Last month, I read that a left-of-center friend of mine, a decent person who shows great respect to her ideological adversaries, likened some of the Tea Party language to “hate speech”, with the rallies providing cover for racist rhetoric.
She has, like many critics of this dynamic, grassroots movement, not yet attended a Tea Party and, like many busy professionals, doesn’t have time to look to as many alternative sources of news as do bloggers. Thus, given the tilt of the media coverage of the Tea Party, it’s not surprising that the average consumer of news, has a jaundiced view of this phenomenon.
People busy with his work and family don’t have time to surf the web to confirm every story they read in such left-leaning dailies as the New York or Los Angeles Times. Thus, it is no wonder, as blogging law professor William A. Jacobson observed, a Washington Post poll found that 28% of Americans find racial prejudice underlying the Tea Party.
. . . the fact that “nearly three in ten” Americans perceive the Tea Parties as racist is amazingly low considering how much time WaPo and NY Times columnists, Democratic members of Congress, and left-wing blogs spend calling Tea Partiers racist.
The only reason Tea Parties are “battling perceptions of racism,” as the Post puts it, is because of the prejudices of the reporters from papers like theirs as well as from various and sundry mainstream news outlets.
Since these journalists are predisposed to find racism on the right, they will play up the handful of nasty slogans they see on random signs at our rallies or the occasional nut-bag who happens to show up at the protests they cover. As we (and other conservative and libertarian bloggers) have said repeatedly, there are nuts in every political movement. But, somehow, the isolated extremists are supposed to define ours.
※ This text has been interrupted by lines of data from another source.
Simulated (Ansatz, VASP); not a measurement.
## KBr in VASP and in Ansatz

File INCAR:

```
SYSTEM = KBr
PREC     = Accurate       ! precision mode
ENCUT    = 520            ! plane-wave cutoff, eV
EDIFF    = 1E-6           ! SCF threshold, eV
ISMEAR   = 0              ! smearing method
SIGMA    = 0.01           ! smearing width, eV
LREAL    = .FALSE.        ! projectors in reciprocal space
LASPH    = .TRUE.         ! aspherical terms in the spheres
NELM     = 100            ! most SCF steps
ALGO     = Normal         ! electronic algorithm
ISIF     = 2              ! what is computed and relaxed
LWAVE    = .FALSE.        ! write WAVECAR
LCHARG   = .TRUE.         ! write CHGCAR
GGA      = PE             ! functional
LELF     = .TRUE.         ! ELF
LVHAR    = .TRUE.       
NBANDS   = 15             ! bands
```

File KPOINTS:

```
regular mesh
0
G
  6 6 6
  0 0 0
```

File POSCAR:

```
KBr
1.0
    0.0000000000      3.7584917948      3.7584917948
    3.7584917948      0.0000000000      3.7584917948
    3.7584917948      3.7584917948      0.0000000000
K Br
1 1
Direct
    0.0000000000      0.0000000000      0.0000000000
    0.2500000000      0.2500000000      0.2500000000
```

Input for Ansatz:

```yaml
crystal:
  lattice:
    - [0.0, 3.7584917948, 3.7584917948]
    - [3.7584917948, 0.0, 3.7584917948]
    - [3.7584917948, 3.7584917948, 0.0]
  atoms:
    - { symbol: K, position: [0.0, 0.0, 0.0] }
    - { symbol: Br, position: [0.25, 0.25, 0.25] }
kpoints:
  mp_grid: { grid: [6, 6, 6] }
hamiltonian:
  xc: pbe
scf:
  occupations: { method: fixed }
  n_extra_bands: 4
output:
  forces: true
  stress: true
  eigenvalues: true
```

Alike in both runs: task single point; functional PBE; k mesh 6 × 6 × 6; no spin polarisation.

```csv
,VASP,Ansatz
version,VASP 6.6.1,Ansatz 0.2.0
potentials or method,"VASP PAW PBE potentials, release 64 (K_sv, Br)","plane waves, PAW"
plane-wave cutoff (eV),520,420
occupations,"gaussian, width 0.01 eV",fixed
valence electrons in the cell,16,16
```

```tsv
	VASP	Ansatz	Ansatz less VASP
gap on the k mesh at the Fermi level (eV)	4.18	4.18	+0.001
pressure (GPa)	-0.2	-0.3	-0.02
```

Nobody was asking Barney Frank to differentiate himself from the mean-spirited anti-war protesters in Bush era who likened the then-president to Hitler and wished for his death. Why then are his ideological allies in the halls of Congress and the offices of mainstream news outlets then defining our movement by its fringe?
NB: I cleaned up a few typos and changed a few expressions to improve the flow of the piece.